As pointed out in Saltelli et al. (2010), N should be sufficiently large, e.g., 500 or higher, which is critical in our case as the landslide run-out model itself is computationally intensive. If a single run of the simulator described in the “Computational landslide run-out model based on the Voellmy rheology” section costs 32 min, which corresponds to the average run time of the 200 simulation runs in the “Emulator design and validation” section, the sensitivity analysis for three input variables will cost at least 32 × 500 × (3 + 2) = 80000 min, roughly 56 days on a single core. Therefore, it is necessary to employ emulation techniques to improve computational efficiency in order to carry out this type of global sensitivity analysis.

Gaussian process emulation

A simulator, such as a landslide run-out model, represents a deterministic input-output mapping. It is usually computationally impractical to directly use such a simulator for analysis requiring a large number of simulation runs, e.g., a global sensitivity analysis described in the previous section, or an uncertainty quantification, or a model calibration. In that case, GP emulators have been widely employed owing to their robustness and rich theoretical background (Girard et al., 2016). GP emulation views a simulator as an unknown function from a Bayesian perspective; the prior belief of the simulator behavior, namely a Gaussian process, is updated based on a modest number of simulation runs, leading to a posterior which can be evaluated much faster than the simulator and can then be used for computationally demanding analyses. The fundamental assumption of GP emulation is that the simulator is a smooth continuous function of its inputs (O’Hagan, 2006). Here, we recap the principal ideas of GP emulators used in this study (for detailed information, please refer to Bastos and O’Hagan (2009), Gu and Berger (2016), Gu et al. (2018), O’Hagan (1994)).

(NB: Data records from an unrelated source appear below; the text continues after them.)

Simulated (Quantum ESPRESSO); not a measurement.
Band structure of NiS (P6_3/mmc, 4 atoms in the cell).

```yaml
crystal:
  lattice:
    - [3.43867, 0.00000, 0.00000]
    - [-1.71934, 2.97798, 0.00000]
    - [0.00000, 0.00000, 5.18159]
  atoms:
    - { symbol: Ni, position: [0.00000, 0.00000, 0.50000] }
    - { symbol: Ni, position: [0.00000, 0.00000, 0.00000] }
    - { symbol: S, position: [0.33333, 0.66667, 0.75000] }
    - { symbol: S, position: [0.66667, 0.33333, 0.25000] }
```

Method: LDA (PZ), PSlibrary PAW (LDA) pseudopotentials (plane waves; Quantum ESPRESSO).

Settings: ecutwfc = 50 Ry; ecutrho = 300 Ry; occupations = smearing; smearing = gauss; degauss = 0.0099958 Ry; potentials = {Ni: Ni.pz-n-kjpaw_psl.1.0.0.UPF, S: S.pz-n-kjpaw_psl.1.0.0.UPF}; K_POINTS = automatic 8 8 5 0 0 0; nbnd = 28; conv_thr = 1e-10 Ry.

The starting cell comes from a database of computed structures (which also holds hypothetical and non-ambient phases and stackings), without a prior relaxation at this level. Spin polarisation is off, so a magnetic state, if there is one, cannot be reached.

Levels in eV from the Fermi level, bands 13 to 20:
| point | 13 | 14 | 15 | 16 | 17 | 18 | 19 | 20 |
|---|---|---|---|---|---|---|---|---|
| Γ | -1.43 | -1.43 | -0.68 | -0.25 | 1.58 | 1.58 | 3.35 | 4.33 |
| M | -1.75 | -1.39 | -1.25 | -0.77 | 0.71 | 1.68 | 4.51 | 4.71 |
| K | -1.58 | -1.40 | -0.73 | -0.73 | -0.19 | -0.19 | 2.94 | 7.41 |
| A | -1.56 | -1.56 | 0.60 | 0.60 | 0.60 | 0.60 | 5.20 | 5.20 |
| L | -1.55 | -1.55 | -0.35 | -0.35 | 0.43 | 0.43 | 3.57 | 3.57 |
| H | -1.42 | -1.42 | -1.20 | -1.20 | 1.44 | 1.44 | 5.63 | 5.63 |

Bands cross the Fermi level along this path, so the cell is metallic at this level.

Gaussian process emulator for a scalar output

Let f (x) denote a simulator with a p-dimensional input x = (x₁, …, x_p)^T ∈ ℝ^p and a scalar output y ∈ ℝ. For example, if f (x) is the landslide run-out model, x is the triplet consisting of the release volume and the two friction coefficients, and y is the angle of reach or impact area. f (x) is regarded as an unknown function and will be modeled as a Gaussian process. The Gaussian process is defined by a mean function m (•) and a covariance function σ²c (•,•) with variance σ² and correlation function c(•,•), hence:

$$ f\left(\cdot \right)\sim \mathcal{GP}\left(m\left(\cdot \right),{\sigma}^2c\left(\cdot, \cdot \right)\right) $$

(3)

The mean function for any input x is given by the regression as follows:

$$ m\left(\boldsymbol{x}\right)={\boldsymbol{h}}^T\left(\boldsymbol{x}\right)\boldsymbol{\theta} $$

(4)

where h(x) = (h₁(x), h₂(x), …, h_q(x))^T is a q-dimensional vector specifying basis functions, e.g., h(x) = (1, x₁, …, x_p)^T for a simple linear regression, and θ = (θ₁, θ₂, …, θ_q)^T is the corresponding q-dimensional vector consisting of q unknown regression parameters. There are a variety of choices for the correlation functions like power exponentials, sphericals, and Matérn. The Matérn correlation function is chosen here following Gu et al. (2018). For any x_i = (x_i1, …, x_ip)^T and x_j = (x_j1, …, x_jp)^T, their correlation is described by the following:

$$ c\left({\boldsymbol{x}}_i,{\boldsymbol{x}}_j\right)=\prod \limits_{l=1}^p\left(1+\frac{\sqrt{5}{d}_l}{\gamma_l}+\frac{5{d}_l^2}{3{\gamma}_l^2}\right)\exp\ \left(-\frac{\sqrt{5}{d}_l}{\gamma_l}\right) $$

(5)

where d_l = ∣ x_il − x_jl∣ represents the distance between the two inputs in the lth dimension, and γ = (γ₁, …, γ_p)^T is a p-dimensional vector consisting of p unknown range parameters.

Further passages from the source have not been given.